Sunday, June 5, 2016

35 Starting the Siddhanta-Kaumudi

As I said before, there is an advantage in following a rearranged version of Panini’s grammar. It allows us to make entry into the operational rules quickly, as related sutras which may be far apart in the original, are brought together in many of the rearrangements, for the better guidance of the student. One such is the Siddhānta-Kaumudī of Bhattoji Dīkshita, which comes also in a ‘lite’ version, the Laghu S-K of Varadarāja. I chanced upon an old copy of the Laghu S-K in one of Bangalore’s famed used-book stores, edited and presented by James R. Ballantyne from the Benaras College, first published in 1849. It had already gone into the fourth edition by 1891, and my copy is the seventh reprint (2001) by Motilal Banarasidass Publishers, Delhi.

Explaining the need for such a work, Ballantyne quotes Colebrooke as follows: “The studied brevity of the Pāninīya sūtras renders them in the highest degree obscure”, and “with every exertion of practised memory”, the student must still experience “the utmost difficulty
 in combining rules dispersed in apparent confusion through different portions of Panini’s eight Lectures”. But the re-arrangements, while bringing together rules related to a particular inflection (derivation) of word forms, require a “commentator’s exposition” to throw light on the sutras that have been dragged out of their contexts in the original.

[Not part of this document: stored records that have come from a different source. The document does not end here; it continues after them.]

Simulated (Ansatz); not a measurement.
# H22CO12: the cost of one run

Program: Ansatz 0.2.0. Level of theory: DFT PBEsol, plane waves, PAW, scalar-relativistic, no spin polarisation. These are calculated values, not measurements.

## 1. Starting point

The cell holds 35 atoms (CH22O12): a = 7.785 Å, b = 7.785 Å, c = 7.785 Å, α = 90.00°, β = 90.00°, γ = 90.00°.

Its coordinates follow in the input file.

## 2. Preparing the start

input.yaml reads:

The Ballantyne edition does not carry any biographical details of the authors, but apparently Bhattoji Dikshita was an early 17th-century Sanskrit grammarian (see the Wiki entry at https://en.wikipedia.org/wiki/Bha%E1%B9%AD%E1%B9%ADoji_D%C4%ABk%E1%B9%A3ita), as was Varadaraja, his disciple (https://en.wikipedia.org/wiki/Varadar%C4%81ja).

The Laghu can be downloaded at https://archive.org/details/laghusiddhantaka014967mbp, or http://www.sanskritebooks.org/2009/04/laghu-siddhanta-kaumudi-english-translation-jr-ballantyne/ , whereas the full-length S-K can be got from http://www.sanskritebooks.org/2011/02/siddhanta-kaumudi-sanskrit-english-commentary-saradaranjan-ray-kumudranjan-ray/ , or https://archive.org/details/siddhantakaumud00agoog. One of the problems I see with these scanned versions is that the typefaces are rather indistinct. The Saradaranjan edition is a bit clearer, but the English is a bit defective; it does have a longish introductory essay and overview. One should probably  download many versions and use the best of each.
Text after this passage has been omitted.